This week, as we celebrate Earth Day, we take a moment to honor and reflect upon those pioneers whose hard work and determination helped usher in the modern-day environmental movement. Kinnan Golemon, the rugged, insightful and wicked smart lawyer hailing from the Lone Star State, was recognized this week along side 23 others for his years of service and commitment to the environmental legal profession. For those aspiring environmental lawyers new to the profession, if you truly want to make a difference in the world around you, you should learn from someone who has. Next time you see Kinnan, strap on your boots, grab a stool and a beer, and save some time for conversing with this great Texan – you’ll never forget or regret it.
We at E&W congratulate Kinnan and his co-pioneers for their well-deserved recognition.
Kinnan Golemon (UT JD ’67), a Founding Advisory Council Member of the KBH Energy Center, Featured in Online Collection of Oral Histories of Pioneers of Environmental Law
On Earth Day 2016 (April 22, 2016), the Environmental Law Institute (ELI) released to the public an online collection of oral histories of 24 pioneers in the field of environmental law, including Kinnan Golemon, a founding advisory council member of the KBH Energy Center. Over the past five years, ELI has conducted videotaped interviews to capture compelling first-hand histories of commitment, dogged determination, and action by men and women who have been policymakers, legislators, litigators, activists, organizers, advisors, counselors, and executives in government, non-profit organizations, law firms, and corporations.
The videos demonstrate that at its inception, the environmental protection movement was broad-based and bipartisan in character. Leaders from both sides of the aisle supported strong new laws like the Clean Air Act and the Clean Water Act because they saw the need to combat pollution problems that had emerged as a significant source of public health and environmental concern. Despite the notable success of those laws and others, achieving political consensus regarding environmental regulation in the present and future has proved difficult, with environmental issues increasingly becoming a political lightning rod, as shown by the suggestion of some presidential candidates that the Environmental Protection Agency’s mission should be eliminated or significantly diminished.

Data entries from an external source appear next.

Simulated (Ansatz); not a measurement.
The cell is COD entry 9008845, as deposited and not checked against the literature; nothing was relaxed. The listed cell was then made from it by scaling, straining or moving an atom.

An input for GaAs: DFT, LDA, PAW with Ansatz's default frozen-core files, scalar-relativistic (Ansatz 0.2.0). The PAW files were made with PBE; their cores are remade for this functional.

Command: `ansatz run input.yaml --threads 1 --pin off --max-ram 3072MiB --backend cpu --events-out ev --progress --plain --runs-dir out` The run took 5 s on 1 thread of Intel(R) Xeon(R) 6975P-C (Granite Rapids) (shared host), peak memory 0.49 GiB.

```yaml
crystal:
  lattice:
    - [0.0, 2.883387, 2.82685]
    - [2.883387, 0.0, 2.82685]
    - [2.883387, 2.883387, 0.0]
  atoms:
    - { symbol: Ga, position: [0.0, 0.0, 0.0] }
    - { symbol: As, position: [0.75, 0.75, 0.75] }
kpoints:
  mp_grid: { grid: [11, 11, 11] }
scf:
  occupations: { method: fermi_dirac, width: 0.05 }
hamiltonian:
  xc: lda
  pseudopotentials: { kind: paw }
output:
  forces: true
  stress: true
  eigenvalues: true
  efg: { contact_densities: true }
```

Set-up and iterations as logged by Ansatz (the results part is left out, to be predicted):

ELI President Scott Fulton believes the collection of oral histories can provide valuable perspective on these claims. “As we consider options for the future, let us be instructed by the past, a past that serves as a reminder of the common quest for protection of public health and the environment. We believe that viewers and listeners will be intrigued and informed by the personal portraits of these environmental pioneers, and their observations regarding how our country became a standard-bearer for environmental quality, and their take on how to move forward from here.”
The online collection of oral histories features Kinnan Golemon (UT JD ’67), a founding advisory council member of the KBH Energy Center. In an email to the KBH Energy Center, Mr. Golemon stated: “I am very appreciative of the fact that ELI afforded me the opportunity to relate some of the early Texas experience in the development of this legal area, as well as to provide my own perspectives relative to the progress that has been achieve over my now 52 years of being involved in the environmental law arena. Hopefully, these oral histories will prove to be beneficial to those providing instruction to those that will be practicing in this area of law in the future.” View video of interview with Kinnan Golemon.
Kinnan Golemon, a nationally recognized leader in the environmental, energy and natural resource law area, is the founder and President of KG Strategies, LLC. For over 3 decades, Mr. Golemon was a Partner with Brown McCarroll, LLP, a Texas regional law firm, where he was the Senior member of the environmental team practicing in the Austin office. He has over 45 years of providing professional advice, counsel, strategic planning and public advocacy on complex environmental, energy and natural resources issues. From 1992 to 2006, he served as General Counsel for the Texas Chemical Council, the association representing the approximate 90 chemical manufacturers located in Texas.